Recently, I migrated my storage from AWS S3 to DigitalOcean spaces service to save data transfer costs, which included upgrading the storage adapter for this blog (s3-ghost). At the time of the upgrade, the AWS SDK Javascript v3 looks getting mature, so I decided to upgrade it too from v2.

Initially, everything went fine and I released the update. However, 2 days after the release, I realized that my blog was dead (actually, It was dead for 2 days until this post). I checked the server log, and see the following error.

The "data" argument must be of type string or an instance of Buffer, TypedArray, or DataView. Received an instance of IncomingMessage

This error happened in the call to AWS SDK GetObjectCommand. It turns out that getting the Buffer output from the SDK command is not trivial and there is much interesting information I want to share in this post and also for my future reference.


How?

This is the sample code to send a GetObjectCommand request.

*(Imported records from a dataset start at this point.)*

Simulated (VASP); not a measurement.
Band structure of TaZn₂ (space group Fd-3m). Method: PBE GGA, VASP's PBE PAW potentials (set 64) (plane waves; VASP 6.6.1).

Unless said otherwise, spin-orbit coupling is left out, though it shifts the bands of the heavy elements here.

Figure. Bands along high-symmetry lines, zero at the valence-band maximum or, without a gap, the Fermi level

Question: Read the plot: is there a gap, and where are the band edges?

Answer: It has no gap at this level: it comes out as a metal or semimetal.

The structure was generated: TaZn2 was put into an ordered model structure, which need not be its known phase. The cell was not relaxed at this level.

import {GetObjectCommand, S3Client} from "@aws-sdk/client-s3";

const s3Client = new S3Client({
    apiVersion: '2006-03-01',
    region: 'us-west-2',
    credentials: {
        accessKeyId: '<access key>',
        secretAccessKey: '<access secret>',
    }
})
const response = await s3Client
    .send(new GetObjectCommand({
        Key: '<key>',
        Bucket: '<bucket>',
    }))
const body = response.Body

From the official docs of GetObjectCommandOutput.Body, the body's type is Readable | ReadableStream | Blob. Why these 3 types?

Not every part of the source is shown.